# What does ZHP mean?



## mehla (Jun 15, 2003)

Sorry for asking such an ignorant question, but what does "ZHP" stand for?


----------



## JST (Dec 19, 2001)

mehla said:


> *Sorry for asking such an ignorant question, but what does "ZHP" stand for? *


It's the ordering code for the new Performance Package on the 330i.


----------



## Dr. Phil (Dec 19, 2001)

mehla said:


> *Sorry for asking such an ignorant question, but what does "ZHP" stand for? *


It also stands for "zooming happy phil" :bigpimp:


----------



## LmtdSlip (May 28, 2003)

*Re: Re: What does ZHP mean?*



JST said:


> *It's the ordering code for the new Performance Package on the 330i. *


What does the package include?

Is it different from the sports package you check off on the web site when you are building a car?


----------



## Mr. The Edge (Dec 19, 2001)

*Re: Re: Re: What does ZHP mean?*



LmtdSlip said:


> *What does the package include?
> 
> Is it different from the sports package you check off on the web site when you are building a car? *


do a search for ZHP here and look at the oldest threads that come up in that search.

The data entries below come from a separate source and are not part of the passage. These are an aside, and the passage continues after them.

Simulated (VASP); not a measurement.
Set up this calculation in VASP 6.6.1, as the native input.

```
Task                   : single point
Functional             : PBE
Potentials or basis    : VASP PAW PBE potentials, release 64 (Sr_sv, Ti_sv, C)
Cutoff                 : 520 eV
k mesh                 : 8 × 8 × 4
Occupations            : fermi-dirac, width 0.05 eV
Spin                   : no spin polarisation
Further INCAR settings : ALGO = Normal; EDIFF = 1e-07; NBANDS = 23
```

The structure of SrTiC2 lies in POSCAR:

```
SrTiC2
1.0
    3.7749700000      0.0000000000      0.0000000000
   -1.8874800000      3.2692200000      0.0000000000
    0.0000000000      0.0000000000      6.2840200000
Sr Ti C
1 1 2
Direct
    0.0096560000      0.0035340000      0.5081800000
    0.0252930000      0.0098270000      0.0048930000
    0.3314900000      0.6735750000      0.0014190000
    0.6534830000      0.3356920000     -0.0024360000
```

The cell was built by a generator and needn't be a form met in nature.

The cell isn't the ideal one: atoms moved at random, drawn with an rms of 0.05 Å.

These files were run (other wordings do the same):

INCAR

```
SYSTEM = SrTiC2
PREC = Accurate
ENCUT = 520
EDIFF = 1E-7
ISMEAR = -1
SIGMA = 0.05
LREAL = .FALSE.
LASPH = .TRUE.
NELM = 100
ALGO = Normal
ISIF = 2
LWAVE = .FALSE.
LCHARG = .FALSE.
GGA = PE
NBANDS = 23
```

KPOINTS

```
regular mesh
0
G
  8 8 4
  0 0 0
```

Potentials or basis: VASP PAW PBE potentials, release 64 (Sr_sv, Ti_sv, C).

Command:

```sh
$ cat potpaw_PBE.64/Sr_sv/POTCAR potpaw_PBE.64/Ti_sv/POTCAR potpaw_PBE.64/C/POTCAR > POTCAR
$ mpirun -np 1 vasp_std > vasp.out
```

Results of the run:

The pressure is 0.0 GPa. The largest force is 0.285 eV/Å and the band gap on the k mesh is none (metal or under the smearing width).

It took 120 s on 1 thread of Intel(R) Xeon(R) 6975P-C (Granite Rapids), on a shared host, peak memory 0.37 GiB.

They should have all the info


----------



## SteveM (Aug 6, 2002)

It means you couldn't afford an M3.  

Seriously though it is separate from the Sport Package and was discussed to death on this site, so a search would be fruitful.


----------



## missing23 (Feb 1, 2002)

SteveM said:


> *It means you couldn't afford an M3.
> 
> Seriously though it is separate from the Sport Package and was discussed to death on this site, so a search would be fruitful. *


Had M5...sold for ZHP...


----------



## SteveM (Aug 6, 2002)

It was really just a poor attempt at humor.  

I decided that the things I didn't like about the ZHP outweighed the parts that I liked so I went with just the Sport Package.


----------